We are using Amazon redshift and the data base is POSTGRESQL.Tha data sit in amazon cloud. We need to load data from Amazon redshift to Mysql using Pentaho Data Integration Soft
We have solved exactly same problem in my current project, where we need to aggregate large data set from RedShift and need to import aggregated data into MySql for dashboard reports. If you have already decided to use Pantaho tools, well and good. Its really nice tool, but we took alternate approach because we had large data set and Spead we got with Kettle/Spoon was not meeting our benchmarks and business needs.
I'm here by listing the solution, so that it may be help-full to someone else.
Fire a psql select command and redirect the resultset into CSV/TXT File.
psql -U $User -d $db_name -c "Copy (Select * From foo_table LIMIT 10) To STDOUT With CSV HEADER DELIMITER '|';" > foo_data.csv
User MySQlImport utility to import data into mysql.

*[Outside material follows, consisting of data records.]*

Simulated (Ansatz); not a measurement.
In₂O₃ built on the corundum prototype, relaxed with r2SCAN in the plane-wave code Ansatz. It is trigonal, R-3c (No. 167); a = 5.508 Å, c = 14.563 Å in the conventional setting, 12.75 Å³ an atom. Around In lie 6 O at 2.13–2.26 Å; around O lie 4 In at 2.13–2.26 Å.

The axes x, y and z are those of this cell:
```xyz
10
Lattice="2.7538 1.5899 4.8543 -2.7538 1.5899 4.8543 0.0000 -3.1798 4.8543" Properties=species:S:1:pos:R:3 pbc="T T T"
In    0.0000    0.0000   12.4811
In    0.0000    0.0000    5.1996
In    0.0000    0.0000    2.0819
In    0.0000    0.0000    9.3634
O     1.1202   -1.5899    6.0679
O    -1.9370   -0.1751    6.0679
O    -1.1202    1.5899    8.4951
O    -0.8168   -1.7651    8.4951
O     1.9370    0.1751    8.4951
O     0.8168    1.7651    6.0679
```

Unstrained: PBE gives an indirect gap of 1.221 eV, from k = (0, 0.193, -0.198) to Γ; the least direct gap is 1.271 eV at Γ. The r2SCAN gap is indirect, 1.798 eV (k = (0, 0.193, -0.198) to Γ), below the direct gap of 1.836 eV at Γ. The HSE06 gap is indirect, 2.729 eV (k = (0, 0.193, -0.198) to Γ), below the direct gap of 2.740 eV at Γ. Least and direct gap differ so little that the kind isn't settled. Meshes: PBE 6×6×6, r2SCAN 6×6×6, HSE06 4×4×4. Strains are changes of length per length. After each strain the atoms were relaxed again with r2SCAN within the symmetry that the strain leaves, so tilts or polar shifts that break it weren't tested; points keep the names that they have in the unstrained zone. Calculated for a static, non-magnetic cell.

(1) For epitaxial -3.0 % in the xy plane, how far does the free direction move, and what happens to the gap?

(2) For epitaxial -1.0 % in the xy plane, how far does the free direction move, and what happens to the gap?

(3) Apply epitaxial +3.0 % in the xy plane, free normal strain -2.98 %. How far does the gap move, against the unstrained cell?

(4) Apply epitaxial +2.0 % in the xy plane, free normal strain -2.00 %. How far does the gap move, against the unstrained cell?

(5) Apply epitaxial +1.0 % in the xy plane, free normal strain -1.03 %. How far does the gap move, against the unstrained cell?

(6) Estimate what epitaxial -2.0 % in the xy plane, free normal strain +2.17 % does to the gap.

mysqlimport --local --compress -u $MYSQL_USER -p$MYSQL_PASSWORD -h $MYSQL_HOST $MYSQL_DATABASE --fields-terminated-by='|' --ignore-lines=1 --columns C1|C2|C3|..|C4 TABLE_NAME.CSV
With above approach, we have achieved ~100 times faster results.
Using same approach mysql to RedShift is doable too, the only change will, you may need to push mysql exported CSVs to S3 or enable SSH to use copy command in psql scripts.